Last week, the New Hanover County Board of Education tacked on an additional 30 minutes to its public comment period just to receive feedback on book selection. The majority of speakers addressed “Stamped” directly.

Some echoed Gates’ sentiments, calling the book anti-American, claiming it endorses Marxist ideology and Critical Race Theory. Others have argued in favor of the book’s inclusion, labeling attempts to ban the book as minimizing Black history and America’s wrongdoing.

One of those arguing to keep the book was Hazel Eyles, a 10th-grader who spoke in favor of it. 

“If you are upset about a book that discusses racism, then you should ask yourself, why?” she said. “It challenges me and allows me to think; please do not deny me and my classmates a quality education.”

Kendi highlighted the student’s comments on his Twitter page, along with coverage of the “Stamped” saga by Port City Daily and WHQR.

Kendi agreed to an interview with Port City Daily, and in the following conversation addressed some of the parents’ concerns and stressed the importance of children’s exposure to great books.

Below is a Q&A with Kendi regarding the book; it’s been lightly edited for clarity.

Port City Daily: Were you surprised at seeing New Hanover County’s challenge of “Stamped?”

Ibram X. Kendi: ​I was not surprised, unfortunately, because “Stamped” has been one of the most banned books over the last few years. I think it’s been a book that’s been challenged or banned because, unfortunately, there are people who don’t want our children to learn about the history of anti-Black racism.
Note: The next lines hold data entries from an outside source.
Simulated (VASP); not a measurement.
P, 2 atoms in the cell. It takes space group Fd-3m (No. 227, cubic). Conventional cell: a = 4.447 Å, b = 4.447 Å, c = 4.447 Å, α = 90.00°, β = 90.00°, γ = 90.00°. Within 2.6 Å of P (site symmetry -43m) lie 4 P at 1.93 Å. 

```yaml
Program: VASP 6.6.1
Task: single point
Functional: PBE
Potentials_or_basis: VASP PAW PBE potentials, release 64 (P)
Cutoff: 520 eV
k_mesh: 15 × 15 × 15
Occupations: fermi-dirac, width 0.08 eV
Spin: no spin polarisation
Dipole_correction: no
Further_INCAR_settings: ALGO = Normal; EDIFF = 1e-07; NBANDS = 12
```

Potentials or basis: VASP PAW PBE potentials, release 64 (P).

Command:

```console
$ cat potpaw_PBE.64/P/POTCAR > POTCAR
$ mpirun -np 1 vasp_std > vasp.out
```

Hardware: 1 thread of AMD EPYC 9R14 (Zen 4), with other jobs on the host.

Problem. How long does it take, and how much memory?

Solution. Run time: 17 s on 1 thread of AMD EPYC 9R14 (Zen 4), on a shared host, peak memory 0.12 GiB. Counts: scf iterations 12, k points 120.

PCD: Both in the writing process and the publishing process with Mr. Reynolds, did you two discuss the perception of this book and how it would be received? Did that play any role in its creation?

IXK: So, thinking about the perception, we actually did not think about the adult reception for this book. We thought specifically about how young people in particular would receive the book, which is why we spent so much time — Jason spent so much time — ensuring the way the book was written would be accessible and interesting and fascinating for young readers. And we thought that if young readers were excited to read this history book, then teachers and their parents and community members would rally around this book because we thought that people want our young people to be reading books — specifically, serious books about this nation’s history.

PCD: A small but very vocal group of parents and community members have lodged complaints against the book. They claim it’s inappropriate for young adults, that it’s anti-American, spreads Marxist ideology, disparages the Bible, advances critical race theory. Can you talk about where you think those misconceptions come from and how damaging that can be for young readers?

IXK: Unfortunately, as an educator, and even as a parent, I am constantly trying to model for my students and model for my children reading and reading comprehension by allowing them to see me reading books and allowing them to see me talk accurately about books that I’ve read. 

By contrast, many of the critics of “Stamped” haven’t read the book and have spent their time reading talking points that political actors have created about the book — or even about me — and many of those talking points are simply false. And so to me, what are they modeling for their children that they’re reading talking points as opposed to the book itself?

PCD: I wanted to go back to the fact this book was written for young adult readers, ages 12 and up. Can you give insight into what your intent was to fashion a young adult version of “Stamped” and what you hoped young readers would gain or be able to do after reading it?

IXK: So when I was 14, 15, 16 years old, growing up in New York City, I thought there was something wrong with me. I also know there were other non-Black teenagers who had been misled into believing there was something wrong with Black people. So I wanted teenagers, young readers, to be able to come to this book, and realize that those ideas about what’s wrong with Black people are false — and for them to see the origins of those ideas, for them to see that there was nothing superior or inferior about them because of the color of their skin. And for them to recognize racial equality. I mean, that was the goal of the book.

I didn’t have a book like that when I was 16 years old — that taught me that no racial group was superior and inferior and that we’re all equals. And that’s what we wanted for this book.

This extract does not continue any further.